Tourism Industry Looks to Heritage Trails, Livelier Airports

March 12, 2012 Updated: March 14, 2012
Epoch Times Photo
A double rainbow near Niagara Falls. Many tourists visit the Canadian side of the falls, but New York's Tourism Council hopes to keep tourists on the American side this summer. (Don Emmert/AFP/Getty Images)

NEW YORK—Damage from tropical storms and a lack of snowfall hurt upstate tourism during the winter, but the summer sun may trigger a rebound. Stakeholders in the state’s tourism industry are hoping for a profitable summer to make up for the slow winter.

An initiative called “Path Through History” will help visitors discover sites and scenes such as Henry Hudson’s landing on the shore of the New World in 1609 and the launching of W.E.B. Du Bois’ African-American Civil Rights Movement in Buffalo in 1905. Tourists can follow a trail of new, uniform signs on roadways or take directed tours through the state’s heritage sites.
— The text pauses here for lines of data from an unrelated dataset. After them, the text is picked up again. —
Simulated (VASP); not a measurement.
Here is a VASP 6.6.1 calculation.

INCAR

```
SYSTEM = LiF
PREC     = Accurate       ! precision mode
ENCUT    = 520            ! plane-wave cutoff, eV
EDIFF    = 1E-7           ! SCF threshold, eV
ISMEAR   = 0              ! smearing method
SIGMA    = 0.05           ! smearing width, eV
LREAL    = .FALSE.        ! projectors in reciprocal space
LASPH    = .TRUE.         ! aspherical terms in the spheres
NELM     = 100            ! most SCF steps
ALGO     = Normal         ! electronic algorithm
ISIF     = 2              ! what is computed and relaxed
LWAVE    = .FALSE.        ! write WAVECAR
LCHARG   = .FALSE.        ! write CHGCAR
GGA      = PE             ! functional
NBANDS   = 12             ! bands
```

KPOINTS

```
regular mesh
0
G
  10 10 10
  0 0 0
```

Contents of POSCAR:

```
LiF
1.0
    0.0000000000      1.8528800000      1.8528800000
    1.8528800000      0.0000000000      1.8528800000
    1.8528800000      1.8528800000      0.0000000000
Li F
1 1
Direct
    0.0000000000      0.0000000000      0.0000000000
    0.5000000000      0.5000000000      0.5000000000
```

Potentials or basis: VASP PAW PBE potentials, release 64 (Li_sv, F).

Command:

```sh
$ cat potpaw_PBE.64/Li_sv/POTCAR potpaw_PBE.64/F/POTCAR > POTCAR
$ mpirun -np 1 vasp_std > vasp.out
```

Bringing culture to the airports is also on the list of priorities for the state’s Tourism Council. JFK airport and LaGuardia are boring places, says Gail A. Grimmett, senior vice president of Delta Air Lines, Inc.

Epoch Times Photo
One of a few possible designs for signs to mark historic sites around the state. (Courtesy of Governor Andrew Cuomo's Office)

She is also working with the council to make airports a better place to introduce cultural events and venues to tourists.

“When you go to Vegas, you never really realize how long it takes to get your baggage,” says Grimmett, “because they have those great, huge plasma screens up in baggage claim that show snippets of every show you can see in Vegas.”

Currently, tourists—especially the large number of Japanese tourists—touch down at the Buffalo airport and go right to the Canadian side of Niagara Falls without spending any money in New York.

Making deals with local bus companies and making the airports more informative places for tourists could help redirect some of that traffic.

The state tourism council has only $5 million to spend on advertising this year, a small sum compared to many states, so the ad campaigns will be very focused.